In response to:
The Evolution of Margaret Mead from the December 6, 1984 issue
To the Editors:
A subtle question is raised by Stephen Toulmin’s joint review of Mary Catherine Bateson’s With a Daughter’s Eye and my Margaret Mead: A Life. Toulmin makes much of my not having known my subject, and hints at his own acquaintance with her, but neglects to say how nearly familial this connection was. In the late 1960s, when he was a professor at Brandeis, he and his then wife June Goodfield saw a great deal of Mary Catherine Bateson and her husband, Barkev Kassarjian. So solid was this relationship, in fact, that Goodfield was invited to be the godmother of Margaret Mead’s only grandchild.

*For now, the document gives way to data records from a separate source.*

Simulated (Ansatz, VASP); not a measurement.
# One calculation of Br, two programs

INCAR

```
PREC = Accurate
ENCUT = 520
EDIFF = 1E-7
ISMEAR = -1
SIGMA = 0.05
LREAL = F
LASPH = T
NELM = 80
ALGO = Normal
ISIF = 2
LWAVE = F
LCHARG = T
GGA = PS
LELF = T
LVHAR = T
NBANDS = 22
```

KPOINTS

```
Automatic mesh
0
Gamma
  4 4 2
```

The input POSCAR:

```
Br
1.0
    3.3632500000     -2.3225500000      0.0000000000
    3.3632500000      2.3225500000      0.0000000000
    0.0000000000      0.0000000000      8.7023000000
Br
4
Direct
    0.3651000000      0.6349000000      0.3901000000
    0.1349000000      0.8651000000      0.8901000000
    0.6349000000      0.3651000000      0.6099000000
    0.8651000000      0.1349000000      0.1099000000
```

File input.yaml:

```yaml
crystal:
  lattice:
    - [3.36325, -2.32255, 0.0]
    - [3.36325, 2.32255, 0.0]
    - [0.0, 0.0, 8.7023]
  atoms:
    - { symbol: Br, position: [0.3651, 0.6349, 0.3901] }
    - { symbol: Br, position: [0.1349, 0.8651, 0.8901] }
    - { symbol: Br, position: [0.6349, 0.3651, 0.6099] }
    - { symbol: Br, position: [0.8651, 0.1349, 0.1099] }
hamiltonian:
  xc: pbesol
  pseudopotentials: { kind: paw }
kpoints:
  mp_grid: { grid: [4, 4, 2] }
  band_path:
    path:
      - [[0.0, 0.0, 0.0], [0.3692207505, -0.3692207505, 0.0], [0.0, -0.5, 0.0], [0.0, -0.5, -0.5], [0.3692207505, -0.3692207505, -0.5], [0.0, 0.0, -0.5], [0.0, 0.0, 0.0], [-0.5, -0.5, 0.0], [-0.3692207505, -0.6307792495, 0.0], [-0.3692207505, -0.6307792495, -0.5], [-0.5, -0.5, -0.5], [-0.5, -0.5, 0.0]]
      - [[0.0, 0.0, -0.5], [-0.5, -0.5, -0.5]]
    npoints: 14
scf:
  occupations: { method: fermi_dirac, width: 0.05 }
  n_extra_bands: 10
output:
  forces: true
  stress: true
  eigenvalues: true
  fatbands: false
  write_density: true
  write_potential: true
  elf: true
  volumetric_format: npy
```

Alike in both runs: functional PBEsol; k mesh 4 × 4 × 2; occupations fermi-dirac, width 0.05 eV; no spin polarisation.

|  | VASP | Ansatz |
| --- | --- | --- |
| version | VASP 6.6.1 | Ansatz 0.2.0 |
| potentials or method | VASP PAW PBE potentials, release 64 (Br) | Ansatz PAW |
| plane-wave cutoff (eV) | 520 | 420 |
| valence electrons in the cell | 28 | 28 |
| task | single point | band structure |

Toulmin is entitled to his view of my book (on which he depends, despite what he calls its “accumulation of irrelevant detail,” for nineteen of his twenty-four footnotes), but I am amazed that someone who has written about ethics, as he has, should conceal so strong a tie as his was with Bateson. Is it not appropriate, when friends review each other’s work, for such strong bonds to be acknowledged?
Jane Howard
New York City
Stephen Toulmin replies:
1) Taken in context, the passage in my Margaret Mead essay to which Nathan Tarcov objects made a specific point about the role of anthropology and related social sciences in discussions of national policy. By 1970, Mead and her colleagues seemed to have put it beyond doubt that public policy must reflect a broadly based wisdom about the complexities of human life in different societies and cultures. Now, that lesson has been lost; and, by contrast, the alliance of monetarism and Machiavellian political theory that serves as the intellectual foundation of Reaganism is oddly two-dimensional.
Nothing in Tarcov’s statement touches on this point. I do not doubt that the State Department has some policy advisers skilled in Russian: how could it be otherwise? Nor was I making hidden personal digs at Tarcov himself. My argument was a general one, about current political attitudes to cultural diversity, and it takes hypersensitivity to read my remarks as directed individually. If nonetheless I have offended him, I regret this.
Tarcov’s letter was waiting for me on my return from a trip to Venezuela. His testimony about the Reagan administration’s intellectual resources would be more reassuring if they had any visible effect on its Central America policy: notably, if that policy showed the sensitivity to cultural complexities and social differences within the region that (say) members of the Contadora group bring to it. So, I am content to let my remarks stand. I would still prefer to see the framers of national policy both better informed and more sympathetic than they are, notably about the people whose lives and cultures will be most directly affected by the consequences of their decisions.
2) I am happy to have Derek Freeman’s concise statement of his present position vis-à-vis Margaret Mead. In my essay, I tried hard (some say too hard) to counter the view that his criticism of her work on Samoa was merely “venomous,” or otherwise ill-motivated. The problem for me was to see how Mead acquired such an elevated status in the public mind that Freeman’s intellectual interventions could be so widely dismissed as no more than malicious blasphemies.
3) I did not “make much of” the fact that Jane Howard never knew Mead personally. That fact is relevant to a critical discussion of her biography, so I mentioned it: specifically, as bearing on the way in which she handled testimony from the three hundred informants who did know Mead at firsthand. As for Ms. Howard’s hint that I was biased toward Catherine Bateson’s book, because I knew the author quite well for a time, some fifteen years ago: this illustrates the preference for gossip over argument apparent also in her Mead biography. If I were too feeble to allow for that fact, I would not have been asked to review the two books, nor should I have agreed to do so.